BodenmillerGroup / steinbock

A toolkit for processing multiplexed tissue images
https://bodenmillergroup.github.io/steinbock
MIT License
49 stars 14 forks source link

External OME.TIFF file segmentation , transformed from qptiff #244

Closed alexeykb closed 3 months ago

alexeykb commented 5 months ago

Hello, I am not sure, if i can modify my older question, for this reason had to create a new branch.
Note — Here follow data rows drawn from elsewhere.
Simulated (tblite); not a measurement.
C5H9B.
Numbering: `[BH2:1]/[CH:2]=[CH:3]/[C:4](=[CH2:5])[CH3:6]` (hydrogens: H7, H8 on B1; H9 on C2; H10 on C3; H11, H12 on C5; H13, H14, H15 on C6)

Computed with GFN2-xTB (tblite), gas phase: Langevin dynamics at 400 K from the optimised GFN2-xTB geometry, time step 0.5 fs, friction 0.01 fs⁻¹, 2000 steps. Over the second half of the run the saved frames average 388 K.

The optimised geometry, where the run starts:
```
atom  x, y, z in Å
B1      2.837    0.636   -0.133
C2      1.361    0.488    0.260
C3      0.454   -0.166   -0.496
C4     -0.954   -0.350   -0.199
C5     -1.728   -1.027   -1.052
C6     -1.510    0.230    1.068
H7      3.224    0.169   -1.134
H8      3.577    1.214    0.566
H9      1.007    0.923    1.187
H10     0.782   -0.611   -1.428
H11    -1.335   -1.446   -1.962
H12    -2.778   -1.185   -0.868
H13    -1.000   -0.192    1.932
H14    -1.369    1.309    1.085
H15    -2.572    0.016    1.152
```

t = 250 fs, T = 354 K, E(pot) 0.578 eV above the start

I am facing the issue with segmenting the ome.tiff using steinbock. I have original CODEX files in the format of qptiff. I have transformed qptiff to ome.tiff using BioFormats: **https://docs.openmicroscopy.org/bio-formats/6.10.1/users/comlinetools/index.html** What increased my original file from 25 gb to 75gb and stored it to: path/to/publication/steinbock/external I further have tried to input it to the IMC pipline (starting with steinbock), by using this command:

steinbock preprocess external images --img /data/external --imgout /data/images --infoout /data/images/images.csv

Unfortunately , it didnt work and returned the error:

WARNING steinbock.preprocessing.external - Unsupported file format: /data/external/scanone.ome.tiff

However, originally, the channel names from the ome.tiff I have extracted the channel names from the ome.tiff file and those are in the form Channel:0:0 Channel:0:1 etc

Which is not acceptable for steinbock, ERROR:

**

ValueError: invalid literal for int() with base 10: 'Channel:0:0'

**

so i changed it to the 0 1 etc btw, why it is an issue , why the name of the channel should be int ()? in example panel.csv file the cnahhel names are 'Y89', 'ln113'... (i.e. not numbers)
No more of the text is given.